I don't understand the privacy issue. I like the lib dems, I'm glad they are in power, and I think ID cards are expensive - but I don't understand why this is such a massive issue for so many people. I'm not afraid of CCTV and I'm not afraid of ID cards. I can't say I'm an expert in the issues (the wiki article is pretty lame, for example), so please feel free to educate me.
I realised your lack of expertise (or thought) from the rest of your post. As for educating you, I'm sure others will help me out here...
The reason I want ID cards, is not really for ID cards. I want my identity to be electronic, to make real world transactions, authentication etc as easy as internet authentication. On the internet I can access any site and make any payments with just a username and password. In the real world there are a bunch of ass backwards tools - coins, keys, access cards, phone sim cards and other bull. One of the reasons I can't shed this crap is because of "privacy concerns", which I don't worry about. For example, I share almost all of my personal information with google - and I don't worry about them trying to misuse it. I also share all of my wealth with the Bank Of England - I don't worry about them either. Germany also has a system of ID cards, which works.
You're doing better than me, I need several userids and passwords - Verrified by Visa and the Mastercard equivalents or paypal spring to mind.
And please tell me that you really expect to replace coins and keys with an ID card. These things would soon have been cloned you realise. And how are you going to get mulinational phone companies to use a national ID card as a sim? And how often do you need to worry about your sim card(s)?
As you don't have any privacy concerns please tell us you name, d.o.b. address and bank account details - or did you miss Jeremy Clarksons little cock up by doing this? The Bank Of England doesn't have all my wealth, no one institution does. Does Germany also have the Big Brother database that was going to go with these useless cards?
The reason I want CCTV is because it should make solving crime a lot easier. Combine it with face recognition and you can build a map of where people go and when. Add datamining, and perhaps you can start to track down drug dealers, burglars, rapists, etc. It starts to get very difficult to commit the really nasty crimes that still happen (although not nearly as much as people think)

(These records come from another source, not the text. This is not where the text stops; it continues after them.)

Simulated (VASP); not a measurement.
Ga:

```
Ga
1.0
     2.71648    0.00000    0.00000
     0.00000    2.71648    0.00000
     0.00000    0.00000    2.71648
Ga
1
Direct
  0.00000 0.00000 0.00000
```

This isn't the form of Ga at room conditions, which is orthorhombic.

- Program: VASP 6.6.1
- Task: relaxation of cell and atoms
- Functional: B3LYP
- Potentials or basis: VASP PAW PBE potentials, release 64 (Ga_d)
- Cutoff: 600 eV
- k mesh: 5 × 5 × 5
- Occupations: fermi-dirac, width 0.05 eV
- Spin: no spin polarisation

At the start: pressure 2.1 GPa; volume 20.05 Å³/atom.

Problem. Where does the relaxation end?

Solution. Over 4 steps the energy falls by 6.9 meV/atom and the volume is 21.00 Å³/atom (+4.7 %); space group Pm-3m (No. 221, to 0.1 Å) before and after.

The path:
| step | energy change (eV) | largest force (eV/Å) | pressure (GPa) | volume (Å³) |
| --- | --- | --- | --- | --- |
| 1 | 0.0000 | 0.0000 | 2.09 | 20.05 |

They have a miserably small effect on crime solving at present, and I'm sure the rest would have been great for the Staasi. You should consider the possible unintended conseauences as well as the stated aim. The fact that it is possible to identify how anybody voted in UK General Elections also makes me unhappy, or did you not realise that the ballot papers are traceable?
The best/most frequent arguments against seem to me to be that it would give a corrupt government the power to identify certain elements of society, who could then be, say, put in camps, and it would give police power which they could use to victimise certain groups
The trouble is these things normally tend to happen, laws get applied more loosely than may have been intended: 'sus', 'stop and search'. and the unlwaful harrasing of phorographers (stretching some 'anti-terror' legislation). Someone one descibed Jack Straw (as Home Secretary) as too right wing for Mrs Thatchers government. Another oft-quoted saying is that Labour do what the Police tell them and the Tories tell the Police what to do. Look at the number of laws passed in the last 13 years which can result in imprisonment and read the 'Great Repeal' bill just announced - and be grateful we know have a Con/Dem coalition. I hope they are looking at Detention Orders too.
From a purely personal standpoint I don't see these things happening in Britain. The progress of Nazi Germany towards the holocaust was a step by step progression, a series of sets of laws defined the Jews as a separate group and began isolating them. Britain has adopted human rights conventions which make this (I think) unconstitutional. The only "warning sign" I heard of with CCTV was that an operator was using a camera to spy on a woman in her bedroom. That's not something which is hard to fix, and it doesn't scare me.
It won't be unconstitutional without a written constitution, it would probably be illegal though. Who watches the watchers? Try Googling for 'sousveillance' or looking into some of Mark Thomas stuff - there was a brilliant radio show where he was highlighting the absurdity of the Labour Governents legislation on demonstrating in Westminster where he got permits from the police (as required) for a large number of different demos on the same day in slightly different places, including one to try and sack the police Superintendent in charge of permits - who thought the whole thing was brilliant. Mark Thomas also wrote a book on the arms trade and supplying regimes with the means to suppress and torture dissidents called "As Used On The Famous Nelson Mandela", and has done lots of interesting TV stuff too. Thomas and I are at opposite(ish) ends of the politial spectrum, I'd label him as a raving lefty and I'm a liberal conservative but I agree with him on most of what he campaigns about - civil liberties, freedom, safety and so on.